Feature requests + Bug reporting

Download File Formats:

  1. JSON download produces invalid JSON. The array output should contain an open bracket at the start, commas between records and a close bracket at the end.
  2. Can we add a TAB delimited text option for downloads? Saving to CSV is problematic if your data contains commas.
  3. Can we add a Parquet option for downloads as well?

SQL Bugs

  1. A dataset which contains a calculated column defaults to a CHAR datatype instead of VARCHAR.
    A. Create a test.txt text file with two lines. ‘a’ for header and ‘XYZ’ as the row
    B. Create a data set with the following SQL statement and call it test_union_all
    SELECT ‘123456789’ as new_column, a FROM "test.txt"
    union all
    SELECT ‘987’ as new_column, a FROM "test.txt"
    C. The following statements works:
    SELECT * FROM “@test_user”.test_union_all where new_column = '123456789’
    SELECT * FROM “@test_user”.test_union_all where new_column like '987%'
    D. The following statement fails:
    SELECT * FROM “@test_user”.test_union_all where new_column = '987’
    E. Reworking the original SQL statement and introducing cast( as varchar) fixes the dataset.
    SELECT cast(‘123456789’ as varchar) as new_column, a FROM “Drill Examples”."test.txt"
    union all
    SELECT cast(‘987’ as varchar) as new_column, a FROM “Drill Examples”.“test.txt”
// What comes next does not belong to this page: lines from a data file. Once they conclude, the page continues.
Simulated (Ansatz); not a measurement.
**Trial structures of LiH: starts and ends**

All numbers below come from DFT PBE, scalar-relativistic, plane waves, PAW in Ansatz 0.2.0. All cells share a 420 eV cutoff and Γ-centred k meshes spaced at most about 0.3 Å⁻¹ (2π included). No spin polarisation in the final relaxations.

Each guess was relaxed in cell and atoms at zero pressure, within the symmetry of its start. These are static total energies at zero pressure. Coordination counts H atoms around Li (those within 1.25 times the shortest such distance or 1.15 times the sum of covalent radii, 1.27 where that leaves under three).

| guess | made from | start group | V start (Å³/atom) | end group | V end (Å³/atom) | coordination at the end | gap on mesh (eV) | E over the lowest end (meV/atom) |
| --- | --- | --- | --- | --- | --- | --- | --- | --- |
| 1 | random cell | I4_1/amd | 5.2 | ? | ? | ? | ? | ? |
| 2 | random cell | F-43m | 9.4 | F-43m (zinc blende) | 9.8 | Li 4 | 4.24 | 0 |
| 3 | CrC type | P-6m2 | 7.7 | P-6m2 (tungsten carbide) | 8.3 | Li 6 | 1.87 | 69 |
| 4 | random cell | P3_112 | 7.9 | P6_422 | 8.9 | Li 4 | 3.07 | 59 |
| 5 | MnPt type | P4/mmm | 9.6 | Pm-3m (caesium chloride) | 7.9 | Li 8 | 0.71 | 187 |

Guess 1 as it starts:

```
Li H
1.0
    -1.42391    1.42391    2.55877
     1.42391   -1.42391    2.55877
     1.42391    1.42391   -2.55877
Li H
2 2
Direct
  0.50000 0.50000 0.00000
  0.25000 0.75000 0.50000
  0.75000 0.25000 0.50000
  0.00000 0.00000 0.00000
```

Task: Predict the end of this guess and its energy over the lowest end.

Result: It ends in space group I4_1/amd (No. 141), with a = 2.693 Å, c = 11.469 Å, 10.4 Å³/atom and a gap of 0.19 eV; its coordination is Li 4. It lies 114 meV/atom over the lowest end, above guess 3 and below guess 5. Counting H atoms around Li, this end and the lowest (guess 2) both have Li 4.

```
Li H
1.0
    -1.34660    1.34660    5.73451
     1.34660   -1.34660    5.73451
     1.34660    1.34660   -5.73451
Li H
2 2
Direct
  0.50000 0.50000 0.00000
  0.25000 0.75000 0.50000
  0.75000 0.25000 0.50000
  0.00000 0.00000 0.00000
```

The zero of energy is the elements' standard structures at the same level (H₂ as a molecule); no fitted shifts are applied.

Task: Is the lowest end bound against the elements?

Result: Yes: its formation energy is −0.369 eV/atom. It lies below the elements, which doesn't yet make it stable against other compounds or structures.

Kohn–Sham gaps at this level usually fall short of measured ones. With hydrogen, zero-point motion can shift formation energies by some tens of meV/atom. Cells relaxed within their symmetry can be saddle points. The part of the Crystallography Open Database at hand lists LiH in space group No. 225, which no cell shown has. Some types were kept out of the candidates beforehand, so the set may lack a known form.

  2. The char vs varchar column definitions also impacts Microsoft SQL Server tables and joins between char/varchar columns of varying length.
    A value of ‘12345’ saved in a my_column_name char(6) SQL Server column can only be queried or joined passing in my_column_name = '12345 ’ with an space padded at the end.

Windows Installer

  1. Add the option to install in a directory other than c:\programs files\Dremio… Not everyone has administrative rights on their PC in our team.

Hi David!

Thanks for sharing these. We will investigate and report back.

Regarding saving as tab delimited, are we not escaping commas correctly? Would you happen to have an example? Same question for JSON - your comments sound like we aren’t handling some very basic cases, and we certainly should.

Finally, could you say more about your use case for downloading Parquet? First, our hope is that you don’t need to export data and that you can simply query things via Dremio. Second, if you did need Parquet, then downloading might not be the right option, and storing to a server-side filesystem might be a better bet.

Thanks again!

Comma works, but if your data has a commas in it already like “San Francisco, CA 94105” then a comma delimited file isn’t useful.

Json is not handled correctly
Three records with values of 1, 2, 3 are being saved as
1
2
3
when it should be
[
1,
2,
3
]

Parquet download would be used to compress JSON files and eliminate them permanently with parquet replacements.

For JSON, the format we choose is not to have one single object per file, but one JSON object per record, one record per line. One of the advantages of this format is that it is easy to split a JSON file to do parallel processing. This approach is not specific to Dremio but used by multiple data analytics frameworks.

For CSV file, I believe Dremio will put the field under double quotes (as the standard mandates) if the field contains a comma. Isn’t it not the case, or do you prefer a TSV file format as you are not using a CSV parsing library to process the content?

I can confirm that CSV is not using a string quoted identifier… Adding TSV shouldn’t be that difficult.

SELECT domicile_country_cd,fund_nm FROM “@bfm_user”.web_extract_funds where fund_nm like ‘%,%’

domicile_country_cd,fund_nm
US,BlackRock Corporate High Yield Fund, Inc.
US,BlackRock Floating Rate Income Strategies Fund, Inc.
US,BlackRock Debt Strategies Fund, Inc.
US,BlackRock Income Trust, Inc.
US,BlackRock MuniVest Fund, Inc.
US,BlackRock MuniYield California Fund, Inc.
US,BlackRock MuniHoldings Fund, Inc.
US,BlackRock Muni Intermediate Duration Fund, Inc.
US,BlackRock MuniYield Arizona Fund, Inc.

For JSON I’m trying to take the JSON file and read it into PYTHON using:

with open(‘data.json’) as data_file:
data = json.load(data_file)

Our JSON records aren’t simple records, but contain multiple levels of nested keys and arrays.

For CSV file, the quoting issue will be fixed in the next version. And I will open a enhancement request as for TSV support.

For JSON, even if the data is complex, it shouldn’t matter, and should you still be able to read each record by iterating over the lines in the file and decoding them individually (there are also some Python library like jsonlines which does this for you).